Craft, Poetry, Poetry + Art, The Creative Process

Sea and Stars: Writing the Sestina

A long time ago, when I first came across Elizabeth Bishop’s poem “Sestina,” I didn’t realize that the title referred to the poem’s form. I thought that “Sestina” was, perhaps, the grandmother’s first name—a different form, if you will, of the name “Tina” – “In the failing light, the old grandmother / sits in the kitchen with the child.” 

Once I understood that a sestina is a specific poetic form, however, I decided I would write one. How hard could it be? Well, yeah. I’ve yet to write a sestina I was happy with. It’s a form that’s gotten the best of me every time.

The Handbook of Poetic Forms defines a sestina as having “six unrhymed stanzas of six lines each in which the words at the ends of the first stanza’s lines recur in a rolling pattern at the ends of all the other lines. The sestina then concludes with a tercet (three-line stanza) that also uses all six end-words, two to a line.” Although technically accurate, I think you will agree that this description leaves a lot to be desired, in terms of actually understanding how to write a sestina.

I was intrigued, therefore, by Terrance Hayes’s article, “Your Do-It-Yourself Sestina,” at the Poetry Foundation’s website. The subtitle perfectly reflected my feelings about the sestina: “I almost always anticipate failure or boredom when I attempt the sestina. It’s among my favorite forms.” It’s true, the sestina is one of my favorite forms, but as an admirer of other people’s work, not my own.

I enjoy writing in forms because, as Hayes puts it, “As in almost every excursion into form, I hope simply to be surprised and challenged.” Forms do surprise, and they certainly challenge. I love how the repeating lines of pantoums and villanelles create their own weird logic, and how a formal poem often delivers more poetic satisfaction than free verse. As Hayes writes, “The sestina’s numerological architecture and lexical repetition create a lyrical, potentially alchemical energy.” 

In his article, Hayes takes us through the Phillips Collection Museum in Washington, DC, commenting in poetry on six paintings. This makes his “DIY” sestina also an ekphrastic poem, combining two forms in one. There follows a diagram of teleutons (the end words) envisioned as a “linguistic slot machine of multiple teleutons rotating on the gears of your input.”

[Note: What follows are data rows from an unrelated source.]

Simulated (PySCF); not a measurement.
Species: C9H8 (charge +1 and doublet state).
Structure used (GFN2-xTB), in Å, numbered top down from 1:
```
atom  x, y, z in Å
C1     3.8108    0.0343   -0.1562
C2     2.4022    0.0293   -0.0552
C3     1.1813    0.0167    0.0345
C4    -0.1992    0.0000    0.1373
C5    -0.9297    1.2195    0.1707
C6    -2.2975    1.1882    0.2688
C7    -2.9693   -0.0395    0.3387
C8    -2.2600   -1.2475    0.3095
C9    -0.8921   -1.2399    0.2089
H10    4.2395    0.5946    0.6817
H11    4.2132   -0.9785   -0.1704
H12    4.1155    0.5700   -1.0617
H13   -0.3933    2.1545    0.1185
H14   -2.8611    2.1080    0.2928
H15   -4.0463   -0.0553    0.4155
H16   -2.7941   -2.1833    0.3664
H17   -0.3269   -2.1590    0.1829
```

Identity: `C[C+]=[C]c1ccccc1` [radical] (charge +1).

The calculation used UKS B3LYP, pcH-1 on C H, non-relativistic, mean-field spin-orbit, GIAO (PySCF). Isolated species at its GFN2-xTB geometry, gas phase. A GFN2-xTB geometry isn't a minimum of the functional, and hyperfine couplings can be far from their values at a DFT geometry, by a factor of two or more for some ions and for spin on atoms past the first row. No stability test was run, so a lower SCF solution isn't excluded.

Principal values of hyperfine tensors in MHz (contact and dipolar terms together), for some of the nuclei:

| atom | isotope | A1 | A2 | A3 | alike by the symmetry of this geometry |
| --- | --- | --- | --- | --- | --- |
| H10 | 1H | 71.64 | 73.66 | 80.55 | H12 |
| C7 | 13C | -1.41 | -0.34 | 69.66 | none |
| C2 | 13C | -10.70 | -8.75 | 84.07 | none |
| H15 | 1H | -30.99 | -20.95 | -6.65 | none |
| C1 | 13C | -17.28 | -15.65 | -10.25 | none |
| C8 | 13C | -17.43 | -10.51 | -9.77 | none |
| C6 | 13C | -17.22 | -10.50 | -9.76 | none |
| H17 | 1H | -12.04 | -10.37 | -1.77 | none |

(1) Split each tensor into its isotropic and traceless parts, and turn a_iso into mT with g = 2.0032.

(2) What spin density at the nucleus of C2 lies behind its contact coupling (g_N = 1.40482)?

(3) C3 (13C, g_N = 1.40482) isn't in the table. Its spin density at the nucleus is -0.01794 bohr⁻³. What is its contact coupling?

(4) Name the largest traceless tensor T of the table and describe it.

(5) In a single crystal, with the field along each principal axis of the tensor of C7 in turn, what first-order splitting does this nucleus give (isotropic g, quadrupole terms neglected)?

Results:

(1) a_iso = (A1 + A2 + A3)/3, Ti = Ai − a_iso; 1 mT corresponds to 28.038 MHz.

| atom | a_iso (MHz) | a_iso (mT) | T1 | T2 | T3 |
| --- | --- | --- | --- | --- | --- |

It seems to me that this would be an extremely fun activity for a hot summer day: take yourself to your nearest (air-conditioned) museum or gallery, find six paintings that move you in some way, and then write a sestina based on them. Choosing the teleutons bridge, river, field, tunnel, sea and stars, Hayes wrote six stanzas, each inspired by a different painting. In the process, he changed the end words slightly—i.e., “sea” became “see,” “field” became “fill”—and thus stretched the limitations of the sestina in a playful way.

Here’s “Face Down by Martin Puryear, 2008:”

Head downhill into the valley avoiding where floodwaters fill
The lanes. Every hole in the ground is an unfinished tunnel.
Take a shovel for burying seeds & bodies beneath the bridge.
Take just the front half of your face & say what you see
When you lower it into a basin of river lit by lightning & stars.
Follow signs of the creatures who live at the edge of the river.

I’m newly inspired to try an ekphrastic sestina.

Have you written a sestina? Please share any tips! Thank you.







		

5 thoughts on “Sea and Stars: Writing the Sestina”

  1. I, too, adore sestinas, and when I first discovered the form, thought, How hard can it be? And I, too, have been disappointed and confounded every time I’ve tried to write one myself. That doesn’t keep me from trying (thank goodness!) and greatly increases my admiration when someone does it well. Terence Hayes’ exercise sounds like fun – I’ll have to give it a try. Thanks for the idea! 🙂

  2. Thanks for leading me to Hayes’ piece! I think it helps to choose teleutons that are flexible as well as evocative: some should have homonyms (sea/ see); if some can work as different parts of speech, love as noun and verb for example, that helps with enjambment for rhythmic variety.